This article is more than 1 year old

The reference guide to data centre automation

Our weekly white paper trawl

This week's trawl through the Reg Library results in three of our most popular whitepapers about data centre-y things. Let's kick off:

The reference guide to data centre automation

This monster of a book is sponsored by HP - the table of contents alone runs to 10 pages. Co-author Don Jones, of Realtime.com says in his foreword ,that the title is by no means a "paid advertisement or white paper". And he's right, there. More than 800 people have downloaded this paper and feedback has been very good.

There is an exhaustive checklist to plough through, but underpinning everything is the notion that the guide will "help IT departments to perform more tasks with fewer resources. The importance and value of automating standard IT operations can be significant in data centers of any size. The goal is to significantly lower IT operational expenses while at the same time improving the end-user experience. Whether you’re a CIO or IT manager looking for ways to improve efficiency or a member of the down-in-the-trenches IT staff, you’ll find valuables concepts, methods".

Thinking beyond Tape

This paper from Double Take Software examines the "high cost, complexity and potentially dangerous shortcomings of a recovery strategy based on traditional tape backup. That's fighting talk, in some parts.

So what's the alternative? According to Double Take, what you need is "continuous data replication to a remote recovery sites over existing WAN connections".So where does that get you?

"Exponentially better remote disaster protection" at no extra cost or complexity and access to new data acceleration technologies that speed up remote recovery performance over the WAN, says Double Take.

You can guess what this company does for a living. The paper contains an overt pitch for Double Take technology and a case study. But there is also a solid exposition of what's wrong with tape backup - And the case for continuous data replication is interesting enough.
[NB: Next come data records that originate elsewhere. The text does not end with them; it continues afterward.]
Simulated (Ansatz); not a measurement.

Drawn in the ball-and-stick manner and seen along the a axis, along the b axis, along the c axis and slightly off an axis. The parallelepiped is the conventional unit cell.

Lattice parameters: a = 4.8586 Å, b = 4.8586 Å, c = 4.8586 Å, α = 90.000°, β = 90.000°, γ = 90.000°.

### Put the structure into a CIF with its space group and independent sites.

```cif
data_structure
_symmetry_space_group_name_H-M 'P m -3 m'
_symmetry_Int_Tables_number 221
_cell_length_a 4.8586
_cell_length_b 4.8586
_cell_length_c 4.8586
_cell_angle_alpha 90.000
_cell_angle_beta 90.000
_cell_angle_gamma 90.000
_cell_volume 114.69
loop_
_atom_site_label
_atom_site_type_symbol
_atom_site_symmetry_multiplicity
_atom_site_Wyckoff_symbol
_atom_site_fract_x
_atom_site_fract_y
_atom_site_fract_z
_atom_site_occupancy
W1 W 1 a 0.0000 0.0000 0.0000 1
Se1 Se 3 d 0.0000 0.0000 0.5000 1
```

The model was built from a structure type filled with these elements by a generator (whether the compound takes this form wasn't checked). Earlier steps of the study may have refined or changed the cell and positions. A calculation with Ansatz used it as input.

Avoiding costs from oversizing data center and network room infrastructure

According to this APC paper, oversizing is the single biggest avoidable cost associated with typical data centres and network rooms. The paper examines the huge impact this has on lifecycle capital costs and on operating costs.

The author acknowledges that the current method of planning data centers and network rooms is logical - given the constraints of design and the unpredictability of the future power requirements. But help is at hand: an architecture and method for avoiding oversizing is sketched out here.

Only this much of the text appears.